Before seeing “About Schmidt”, I made a brief stop at Starbucks. I needed a vanilla latte or I might not have made it through the film. I explained to the young lady behind the counter the need for this boost and she responded by asking what film I was about to see. I told her and it turned out that she had already seen it. Not only had she seen it but she really enjoyed it as well. In fact, the film had left something of a lasting impression on her. After having seen it, she got to thinking about her parents and the kinds of issues they’ll be facing as they approach their retirement. Oh, and she thought Jack Nicholson was great!

My father is only fifty-two years old but he retired last year after the plant he worked at for over twenty years closed down their production. Albeit an early age to stop working, it still has to be something of a drastic change of pace. Fortunately for him, he has always been heavily involved in outside projects so he has plenty to keep him busy. However, I still feel it necessary to ask myself, what was it like that moment he realized he never had to go back to work again? What was it like when he realized he was free? And then what?
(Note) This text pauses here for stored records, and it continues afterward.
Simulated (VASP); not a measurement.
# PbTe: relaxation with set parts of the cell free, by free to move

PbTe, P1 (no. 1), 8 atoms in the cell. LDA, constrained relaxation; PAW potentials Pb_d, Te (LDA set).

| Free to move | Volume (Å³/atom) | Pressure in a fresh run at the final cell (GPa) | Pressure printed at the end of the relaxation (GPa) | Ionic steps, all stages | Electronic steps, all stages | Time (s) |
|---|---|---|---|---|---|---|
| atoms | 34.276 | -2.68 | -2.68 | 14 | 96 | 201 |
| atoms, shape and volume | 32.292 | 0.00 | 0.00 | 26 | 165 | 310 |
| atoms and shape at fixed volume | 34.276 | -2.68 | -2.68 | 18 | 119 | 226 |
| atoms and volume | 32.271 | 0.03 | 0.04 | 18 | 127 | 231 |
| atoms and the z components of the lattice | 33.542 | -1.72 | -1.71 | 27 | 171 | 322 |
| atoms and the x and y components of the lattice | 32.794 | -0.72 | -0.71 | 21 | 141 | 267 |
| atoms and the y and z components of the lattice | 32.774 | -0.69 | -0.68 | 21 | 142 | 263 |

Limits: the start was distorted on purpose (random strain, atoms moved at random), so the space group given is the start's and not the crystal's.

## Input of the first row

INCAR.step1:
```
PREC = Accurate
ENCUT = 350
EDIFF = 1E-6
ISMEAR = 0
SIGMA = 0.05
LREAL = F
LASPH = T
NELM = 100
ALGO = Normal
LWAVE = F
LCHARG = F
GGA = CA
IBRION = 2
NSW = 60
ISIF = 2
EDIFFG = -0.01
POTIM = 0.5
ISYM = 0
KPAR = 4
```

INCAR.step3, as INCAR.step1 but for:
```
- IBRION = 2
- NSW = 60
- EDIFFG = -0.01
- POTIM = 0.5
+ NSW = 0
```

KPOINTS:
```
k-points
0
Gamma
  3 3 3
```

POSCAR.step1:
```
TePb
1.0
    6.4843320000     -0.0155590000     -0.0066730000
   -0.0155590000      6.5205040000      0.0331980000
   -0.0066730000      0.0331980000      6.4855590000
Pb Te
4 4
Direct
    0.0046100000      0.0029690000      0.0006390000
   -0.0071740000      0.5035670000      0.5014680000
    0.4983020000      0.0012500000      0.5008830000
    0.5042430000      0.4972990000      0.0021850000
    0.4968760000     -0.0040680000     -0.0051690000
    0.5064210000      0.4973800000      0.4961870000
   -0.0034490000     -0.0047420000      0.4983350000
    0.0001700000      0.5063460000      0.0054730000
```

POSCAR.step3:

This moment comes for Warren Schmidt as he wakes up just before his alarm would’ve ordinarily gone off at 7:00 A.M. The film opens just the day before, at the last remaining minutes of Warren’s working life. He is 66 years old and about to retire. His bag is packed; his desk is cleared. Slowly but surely the seconds slip past him and his moment of triumph has arrived. He looks neither happy nor elated that this moment has come. Instead he looks complacent, distant and lost. Warren is going through the motions. He meets up with his wife of many years for his official retirement dinner and when the evening is done, they almost systematically head for their home and their bed. Their home looks lived in and their faces look tired as they head off to bed. Warren’s life is consumed with routine. He’s had the same wife, job, home and purpose for so many years that he has no idea what to do with himself now that his schedule has been rearranged.

To top this off, Warren doesn’t have any real connection to his wife and child. He wants to know his daughter better but basically this has to be on terms that suit his life and not hers. He cowers around his wife, believing that he truly has no idea who she is or why they’re still together rather than turning the spotlight on him to learn who he is. Consequently, when his wife dies shortly after his retirement, Warren begins to exist in a state of paralysis. Not only does he not know who he is but he also doesn’t know who he is without her. His wife filled the voids and gaps of Warren’s life in her own special way, a way that just a few days before, he found completely irritating. Then, as if that isn’t enough already, Warren’s only daughter is getting married shortly and Warren doesn’t consider the groom-to-be remotely worthy of his darling daughter. Typical fatherly reaction only Warren doesn’t really know his daughter either. Seems he’s closed himself off from everyone and everything around him, including his own inner voice. It’s time for Schmidt to learn about Schmidt.

Jack Nicholson. Attaching that name to a film means you’re in store for bravado, snarls and trademark toothy grins. Nicholson is so popular and easily recognized that it makes it very difficult for him to escape his on-screen persona from film to film. Director Alexander Payne manages successfully to strip away each heavy layer of Nicholson’s ego. In fact, when Payne is done with him, all that is left is a glassy-eyed, quiet, 66-year-old man who shuffles slowly from room to room looking for something to occupy his aging hands. Nicholson’s celebrity glow is extinguished so that we actually see his age, weight and skin for what they really are. Nicholson could be your older neighbour sitting on his front porch that you wave to as you walk past or miss entirely. Of course Nicholson deserves some credit as well. He plays Warren with understatement and bewilderment, searching for himself in everyone else to avoid looking in.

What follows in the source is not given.